When Does "Managed Perception" Become Reality? (May 1, 2011)
The Federal Reserve and the Federal government are both desperately attempting to "manage perceptions" of the bogus "recovery" and of their own legitimacy. Can "managed perceptions" replace reality?
The Federal Reserve is quite open about the ultimate purpose of all its machinations: to "manage perceptions" so the citizenry believe the "recovery" is real. The Fed reckons that belief will cause people to start a new debt-consumption orgy that will fuel a self-reinforcing cycle of expansion.
Put another way: the Fed is trying to induce a reanimation of "animal spirits," i.e. a restored faith in future prosperity that inspires households to load up on more debt and buy, buy, buy.
The difference between blatant propaganda and "managing perceptions" is... well, there isn't any. The Fed and Federal machinery are both engaged in a massive propaganda campaign to obscure the gargantuan risks implicit in their various trillions-dollar campaigns to mask systemic failure and risk and construct a facade of normalcy and "recovery."

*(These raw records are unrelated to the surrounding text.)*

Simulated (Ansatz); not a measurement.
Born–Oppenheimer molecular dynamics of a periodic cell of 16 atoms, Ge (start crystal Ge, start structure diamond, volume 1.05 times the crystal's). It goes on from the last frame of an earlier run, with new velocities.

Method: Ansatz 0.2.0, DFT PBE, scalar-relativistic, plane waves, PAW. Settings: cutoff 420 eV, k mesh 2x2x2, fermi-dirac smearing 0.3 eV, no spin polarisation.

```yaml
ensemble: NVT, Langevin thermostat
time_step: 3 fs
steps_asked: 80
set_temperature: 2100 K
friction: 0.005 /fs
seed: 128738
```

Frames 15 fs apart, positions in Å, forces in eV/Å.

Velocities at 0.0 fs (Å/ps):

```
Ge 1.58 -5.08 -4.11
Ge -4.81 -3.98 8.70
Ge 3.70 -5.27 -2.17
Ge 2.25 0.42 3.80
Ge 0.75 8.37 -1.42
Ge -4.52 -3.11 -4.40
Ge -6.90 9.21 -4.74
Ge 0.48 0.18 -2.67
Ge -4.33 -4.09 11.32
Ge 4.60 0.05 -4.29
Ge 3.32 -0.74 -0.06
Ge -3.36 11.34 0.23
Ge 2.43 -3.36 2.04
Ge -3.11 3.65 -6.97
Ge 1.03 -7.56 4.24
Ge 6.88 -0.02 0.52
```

Meanwhile, even the staid MSM flagbearer The Economist is noting that America's "leadership" hasn't fixed anything, and has no intention of doing so: What's wrong with America's economy? (Thank you, John R.)
The U.S. economy is "recovering" like a drunk "recovers" by chugging half a bottle of rotgut: the terror of reality is replaced by the warm glow of a new high. The terrible reality is the U.S. economy has been hollowed out by financialization and the dishonesty, fraud and corruption that are the essential components of financialization--a process that invariably leads to a concentration of wealth and power.
This concentration of capital and power then creates more incentives for fraud and corruption, which then reinforces the forces of financialization and so on in a self-reinforcing feedback loop.
The Department of Truth, a.k.a. the Ministry of Propaganda, issues a stream of massaged/manipulated data to support the mind-bending "perception" that the economy is in "a real recovery." Does anyone outside the lapdog mainstream media take the bogus employment statistics seriously? It's so painfully obvious that the "headline unemployment number" is manipulated via removing millions of people from the workforce, and removing the unemployed from the statistical ledger once their benefits expire.
The nation's GDP is a similar concoction of smoke and mirrors. Let's see: the Federal government borrows $1.6 trillion a year and transfers much of it to individuals, where it is then counted as "income."
So if I borrow $50,000 and "pay it to myself," then my $50,000 a year income just doubles to $100,000! Who knew prosperity could be this easy? The MSM sycophants, toadies and aparatchiks on both sides of the political spectrum (basically two sides of the same Imperial piece of paper) wonder why "job growth" is so weak--could it have anything to do with the actual real economy being so weak that only $5 trillion in borrowed Federal money and another $2 trillion in Fed money has kept the economy from imploding?
What with the bogus "recovery," a couple of hot wars and an utterly dysfunctional and corrupt political system, the Ministry of Propaganda has been quite busy of late. Housing has bottomed--once again, for the third time since 2008. And we really really really are exiting Afghanistan and Iraq--soon--please ignore those permanent bases and proxy armies.
It doesn't matter if the Fed or Federal government apparatchiks really believe that managed perceptions can replace reality: they have no choice but to hope perception can become reality. Conventional economists in the Keynesian model have no explanation of what fires "animal spirits"--it is a peculiar mix of faith, trust, hope and confidence.
In other words, faith in the legitimacy of the institutions which report on the economy and in those institutions on which the economy depends. Unfortunately, all these institutions are in tatters: all are in various stages of delegitimization: the Federal oversight agencies, the Fed, Congress, the Executive Branch, the ratings agencies, the financial sector, and of course the lapdog mainstream media.
I once saw a yellowed newspaper from Thanksgiving, 1935. the headlines proclaimed "growth has returned and the worst is over." It was all lies, of course, mere propaganda issued in the abject fear that the populace might become restless if the nation's institutions confirmed what people could see with their own eyes.
When the current stock market bubble pops, the last shreds of the Fed's legitimacy will be blown away. Strip away all the distractions, and the Fed's entire campaign to "restore confidence" and "animal spirits" so that the "recovery" magically becomes "self-sustaining" is based on one thing, and only one thing: the current stock market rally.
The equities rally is the only metric of "success" the Fed can point to that isn't risible. Once the rally implodes, so too does whatever remains of the legitimacy of the Fed and the Federal agencies which have aided and abetted the Fed's unprecedented propaganda campaign to replace economic reality with happy-happy "managed perceptions."
The "news" is always good, because who knows what the people might do if the flimsy
official facades sway in the breeze of truth and then collapse in a heap? They might
demand new leadership and systemic changes that would disrupt the cozy Status Quo
partnership of cartel-crony Capitalism, Wall Street and the Central State fiefdoms.